Parcelhero is set to launch its Parcelhero Pro SaaS (Software as a Service) platform in Q2, which aims to help transport and storage companies enable their retail partners to reduce their carbon footprint and interact more effectively with customers. 

The group is currently looking for investors to back the launch, via an equity funding campaign on fundraising and investment platform Floww. 

David Jinks, Parcelhero head of consumer research, said: ”The launch of Parcelhero Pro this spring will give retailers and transport and storage companies the means to cut emissions by significantly reducing missed deliveries.

”The platform will also enable them to interact with customers and provide new services – while avoiding large-scale in-house tech initiatives and spending.

‘With Parcelhero Pro, businesses will be able to ship in bulk, optimise cost and completely outsource their after-sales customer support.

”Parcelhero Pro is set for launch in Q2 2024 and investors are now able to fund the growth and marketing of the new platform.”

Jinks added: ”The Parcelhero Group has already outpaced all its competitors with 21% compound annual growth rate (CAGR) in revenue between 2019 and 2022, making it the UK’s fastest-growing logistics comparison group.

‘Parcelhero is looking to achieve initial funding of £700k to ensure Parcelhero Pro’s successful market debut. For the first time in its history, it is offering investors a chance to back this established, highly profitable logistics business.”

Jinks said Parcelhero Pro SaaS will help the transport and storage operators catch up with other sectors in the use of AI and also help the sector catch up with other industries in delivering carbon cutting services to their customers.

He pointed to new figures from the Office for National Statistics (ONS) which show that while more transportation and storage companies have a net zero emissions target than any other sector (8%) transportation companies have introduced fewer green initiatives than most other sectors.

Jinks said: ”In fact, compared to similar business sectors such as manufacturing and retail, transport companies have taken fewer steps to electrify their fleets (7%), adjust heating systems (16.8%), install smart meters (10.8%) or introduce renewable energy sources (2.1%).” 

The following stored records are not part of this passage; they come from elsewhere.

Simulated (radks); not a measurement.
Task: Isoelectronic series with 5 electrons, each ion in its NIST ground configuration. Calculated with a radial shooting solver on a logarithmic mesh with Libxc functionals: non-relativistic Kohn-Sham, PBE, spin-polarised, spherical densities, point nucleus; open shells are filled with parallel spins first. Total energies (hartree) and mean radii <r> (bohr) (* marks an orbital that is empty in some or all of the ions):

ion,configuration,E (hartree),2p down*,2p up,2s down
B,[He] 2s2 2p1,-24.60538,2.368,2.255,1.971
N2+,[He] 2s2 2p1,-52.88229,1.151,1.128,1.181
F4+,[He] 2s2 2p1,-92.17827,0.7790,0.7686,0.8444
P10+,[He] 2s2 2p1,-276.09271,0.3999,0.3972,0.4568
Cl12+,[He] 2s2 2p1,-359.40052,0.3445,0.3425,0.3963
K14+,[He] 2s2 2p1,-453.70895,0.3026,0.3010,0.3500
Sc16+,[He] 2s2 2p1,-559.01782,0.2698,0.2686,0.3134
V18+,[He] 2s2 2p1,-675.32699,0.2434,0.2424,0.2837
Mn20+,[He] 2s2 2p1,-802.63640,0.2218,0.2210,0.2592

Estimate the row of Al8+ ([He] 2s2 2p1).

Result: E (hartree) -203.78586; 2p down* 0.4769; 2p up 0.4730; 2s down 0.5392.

The figures also show that logistics companies are falling behind in the adoption of AI. Jinks noted that, while one in seven (14%) of businesses reported that they are using some form of artificial intelligence technology, up from 10% in December 2023, fewer transportation companies are using AI technologies than any other business sector, with 91.3% of transportation & storage firms not using any form of AI.

He said: ”While a significant 31.1% of retail companies are using AI to provide or personalise their products and services to customers, the number of transportation companies using AI for their customer services or as a way of gaining new customers was so small it failed to register as a result in the survey.

”Retailers of all sizes want to see smarter and more informative post-sale logistics and final mile communications with customers but, currently, their transport partners are lagging behind in this area.

”That situation doesn’t look like it’s getting better any time soon. Fewer transport companies are planning to authorise capital expenditure to reach new customers than any other sector except construction, real estate and support services. Crucially, transport and storage sector companies are the most likely to say cost is the reason for not adopting new tech such as AI (11.5%).

”The figures highlight just how far transport companies are lagging behind similar sectors. For example, 16.8% of manufacturers have developed their own AI projects and 24.5% are using external or SaaS software.

”Similarly, 5.5% of retailers have developed their own AI projects and 27% have bought off-the-shelf or SaaS programs. In comparison, the amount of transport companies adopting these technologies, either in-house or externally, was again so small it didn’t register.

”Retailers will be anxious to ensure that their post-sales service and communications, which are often in the hands of their delivery partners, don’t fall significantly short of their overall customer experience,” Jinks warned.